Vampires have been popular for some time, and zombies are experiencing a wave of popularity about now, too. Certainly, my two sons love to hack them to pieces in their favorite video games. So I was a little mystified this week when I was scanning through some science headlines, and saw one about zombies in medieval Ireland. It caught my attention, so I read on. Apparently, archeologists have been digging up graveyards in Ireland, and came across the skeletons of two men who had each been buried with a rock shoved into his mouth.

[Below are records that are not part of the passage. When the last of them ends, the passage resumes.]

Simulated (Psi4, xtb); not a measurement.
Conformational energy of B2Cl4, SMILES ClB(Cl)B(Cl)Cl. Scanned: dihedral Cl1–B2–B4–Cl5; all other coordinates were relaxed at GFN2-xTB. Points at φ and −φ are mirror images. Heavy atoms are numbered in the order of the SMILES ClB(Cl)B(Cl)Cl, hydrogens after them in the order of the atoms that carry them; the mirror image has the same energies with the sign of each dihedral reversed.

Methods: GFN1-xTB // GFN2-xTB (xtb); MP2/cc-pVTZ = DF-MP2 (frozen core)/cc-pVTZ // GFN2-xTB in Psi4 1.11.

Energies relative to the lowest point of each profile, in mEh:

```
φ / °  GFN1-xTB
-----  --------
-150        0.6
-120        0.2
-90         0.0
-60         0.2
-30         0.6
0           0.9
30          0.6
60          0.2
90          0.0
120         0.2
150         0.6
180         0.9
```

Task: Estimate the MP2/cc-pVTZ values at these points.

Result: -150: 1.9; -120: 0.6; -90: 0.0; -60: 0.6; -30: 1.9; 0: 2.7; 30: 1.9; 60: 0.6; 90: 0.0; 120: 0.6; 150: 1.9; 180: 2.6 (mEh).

That sounds strange to me, but apparently it's a known thing to archeologists who dig up graves in Europe. During the plague, people were buried in mass graves. Mass graves would be opened up periodically to add more bodies, and those already in the grave would be in various stages of decay. Some of them might be bloated, with blood emerging from the mouth, and these, it was believed at the time, were vampires. A brick or rock would be shoved into the 'sleeping' vampire's mouth so that they would starve to death.
But, those mass graves for the Black Plague were from the 14th & 15th centuries. These two men from Ireland were buried during the 8th century, long before rumors of vampires started making the rounds. So ... why did they have rocks shoved into their mouths?
The theory proposed in this article was that people of that time found comfort in having things be 'normal'. People and things that did not fit the pattern of life that they knew filled them with dread and suspicion. Sudden death, such as from heart attack or murder, might have meant the dead would arise from the grave and harass the living. Even if that person's soul did not return to the body, an evil spirit could do so, by way of the body's mouth. So a rock was shoved into that 'doorway' to keep that from happening.
Now, I always thought 'zombies' had started in the Caribbean after Africans were brought in as slaves, and that the historical Dracula lived before 1000 BC. But it looks like 'the walking dead' were feared before 1000 BC, and a quick check of history reveals that Dracula lived in the mid-15th century. Always check your facts, I guess.
And I used to wonder what 'research' a fiction writer was supposed to do.